Australian wood ducks with ducklings in swimming pool
Mummy duck watching from the side, Daddy duck mucking around in the pool with the kids ie teaching them trespassing and inconsiderate toileting habits.

I remembered Mum telling me about an old washing tub they had for their pet ducks when she was a kid, and how the baby duckies would hop in for a swim after the adults and the dogs had splashed half the water out, then be unable to get out, and drown… NOT ON MY WATCH!

I chased them multiple times around the edge of the pool, trying to scare them out. The drake got out easily, but the ducklings just kept bouncing off the sides like fluffy little pinballs and falling back into the water.


Hunted around under the house and found a perfect length of timber. Placed it on the side and retreated to the deck, confident they’d be up and out in no time.

Coincidentally, these ducks are about as thick as that short plank.
Coincidentally, these ducks are about as thick as that short plank.

I walked around the pool, trying to herd them onto the ramp, but they just kept paddling under and around it. I even left a trail of bread up the ramp to tempt them but they turned their beaks up at it.

I gave them plenty of chances to climb up themselves before I cracked it and took the pool net to them. Tried catching the dicklings but the little buggers dived away from me; they were so little I hadn’t expected that! The parents naturally took exception to this; the drake took to the air quacking angrily and trying to swoop my face so I had to fight him off with the net. Didn’t hit him or anything, just blocked him so he fell into the pool… sometimes the garden. I couldn’t help laughing as I pictured what we must’ve looked like playing duck tennis.

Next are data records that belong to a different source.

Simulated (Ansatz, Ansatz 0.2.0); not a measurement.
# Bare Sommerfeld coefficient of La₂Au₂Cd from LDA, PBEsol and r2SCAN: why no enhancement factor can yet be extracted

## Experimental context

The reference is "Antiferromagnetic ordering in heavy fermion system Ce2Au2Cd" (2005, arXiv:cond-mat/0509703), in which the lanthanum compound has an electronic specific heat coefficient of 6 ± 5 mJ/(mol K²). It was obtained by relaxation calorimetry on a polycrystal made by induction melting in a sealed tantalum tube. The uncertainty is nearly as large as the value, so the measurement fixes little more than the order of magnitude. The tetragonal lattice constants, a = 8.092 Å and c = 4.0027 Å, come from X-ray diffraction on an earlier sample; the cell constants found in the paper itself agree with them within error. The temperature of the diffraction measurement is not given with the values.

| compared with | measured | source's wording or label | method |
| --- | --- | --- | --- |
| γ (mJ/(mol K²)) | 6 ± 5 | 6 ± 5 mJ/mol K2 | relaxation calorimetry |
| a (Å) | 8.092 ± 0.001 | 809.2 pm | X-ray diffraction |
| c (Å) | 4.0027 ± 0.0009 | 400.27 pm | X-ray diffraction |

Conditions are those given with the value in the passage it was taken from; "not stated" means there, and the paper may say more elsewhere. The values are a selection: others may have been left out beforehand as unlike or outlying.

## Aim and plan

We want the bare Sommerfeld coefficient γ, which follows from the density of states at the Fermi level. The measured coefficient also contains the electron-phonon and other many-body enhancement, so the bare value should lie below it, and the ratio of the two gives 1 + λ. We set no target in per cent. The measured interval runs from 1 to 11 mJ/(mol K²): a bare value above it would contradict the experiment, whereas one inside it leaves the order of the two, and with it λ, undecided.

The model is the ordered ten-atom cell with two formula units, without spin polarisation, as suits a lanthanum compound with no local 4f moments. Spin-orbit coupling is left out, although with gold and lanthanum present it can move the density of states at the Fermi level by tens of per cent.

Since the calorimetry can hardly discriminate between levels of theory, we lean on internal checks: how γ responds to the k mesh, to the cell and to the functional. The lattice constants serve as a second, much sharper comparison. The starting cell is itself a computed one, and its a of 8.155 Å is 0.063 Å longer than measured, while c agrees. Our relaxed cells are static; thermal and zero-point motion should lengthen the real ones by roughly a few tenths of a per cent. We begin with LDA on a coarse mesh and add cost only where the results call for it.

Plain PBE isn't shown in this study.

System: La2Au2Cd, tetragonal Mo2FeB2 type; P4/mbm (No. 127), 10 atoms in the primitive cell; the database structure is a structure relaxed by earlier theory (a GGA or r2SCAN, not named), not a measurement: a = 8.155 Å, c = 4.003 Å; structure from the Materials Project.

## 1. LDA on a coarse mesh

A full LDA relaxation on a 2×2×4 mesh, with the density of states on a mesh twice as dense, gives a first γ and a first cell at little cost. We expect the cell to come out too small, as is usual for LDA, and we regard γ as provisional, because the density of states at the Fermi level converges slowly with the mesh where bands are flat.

Once one figured it out (eventually), most of them did it. The tips of their beaks are reddish and look like tiny little tongues poking out – are you little brats  mocking me?

Parents and three quarters of offspring eventually got it and took off, leaving two behind – obviously the geniuses of the family – who I quickly scooped out with the net. Their dad didn’t object this time, he was so obviously over the whole thing.



Then mum got the ducklings got through the pool fence and headed for the bush next door. Dad, however…


Later: Morons returned at sunset and needed rescuing again. At least it was faster the second time around… only took 10 minutes instead of 40. We then left the plank there, but a few days later got a thermal blanket to cover the pool; they haven’t been back since. I still see them occasionally, flying overhead, heading up the hill to our back neighbour’s place (he’s also a bit of a dick) where they are no doubt giving the next generation their potty training lessons in and around his pool. It always brightens my day.